How Have Securities Trading Revenues At The 5 Largest U.S. Banks Changed In The Last 5 Years?
The 5 largest U.S investment banks reported total securities trading revenues in excess of $78 billion for full year 2016 – making this the best period for them since 2012. Total trading revenues improved 7% compared to the figure for 2015 thanks to a marked recovery in debt and currency trading revenues over the second half of 2016. The chart below captures total trading revenues reported by the five largest U.S. investment banks since 2012. The green-to-red shading for figures along a row show the variations in these revenues for a particular bank over this period.
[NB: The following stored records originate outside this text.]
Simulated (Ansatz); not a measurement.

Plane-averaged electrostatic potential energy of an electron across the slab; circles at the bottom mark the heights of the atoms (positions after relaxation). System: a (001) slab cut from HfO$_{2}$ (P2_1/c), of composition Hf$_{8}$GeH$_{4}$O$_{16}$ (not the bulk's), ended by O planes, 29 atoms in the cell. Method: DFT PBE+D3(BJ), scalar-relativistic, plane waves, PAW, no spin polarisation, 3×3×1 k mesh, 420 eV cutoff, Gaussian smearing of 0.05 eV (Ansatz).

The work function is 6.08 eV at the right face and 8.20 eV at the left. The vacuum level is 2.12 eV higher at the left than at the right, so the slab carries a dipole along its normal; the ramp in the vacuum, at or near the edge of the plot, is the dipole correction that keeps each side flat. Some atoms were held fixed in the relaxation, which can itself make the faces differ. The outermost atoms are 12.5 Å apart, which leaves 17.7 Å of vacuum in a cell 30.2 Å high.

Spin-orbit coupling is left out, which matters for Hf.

Notably, these five banks have reported higher total full-year securities trading revenues on just three other occasions in the past – 2009 ($105 billion), 2010 ($89 billion) and 2012 ($81 billion). It should be noted, though, that the figures for 2009 and 2010 were exceptionally high as market valuation across security classes improved from the lows they reached in 2008. Also, stricter regulatory requirements have weighed on securities trading revenues since 2010 – something that makes the strong revenue figure for 2016 stand out after the string of lukewarm performances over recent years.
JPMorgan has reported more securities trading revenues than any other bank globally every single year since 2011. The diversified banking giant saw its FICC trading desk swell considerably in size after the economic downturn thanks to its acquisition of Bear Stearns – something that helped it better Goldman’s #1 position in the industry until 2010.
While a bulk of JPMorgan’s trading revenues come from its FICC trading desk, not all of these banks are equally dependent on debt trading to drive profits. The table below shows what proportion of the trading revenues for each bank came from the FICC (fixed income, currencies and commodities) and equity desks in each of the last five years.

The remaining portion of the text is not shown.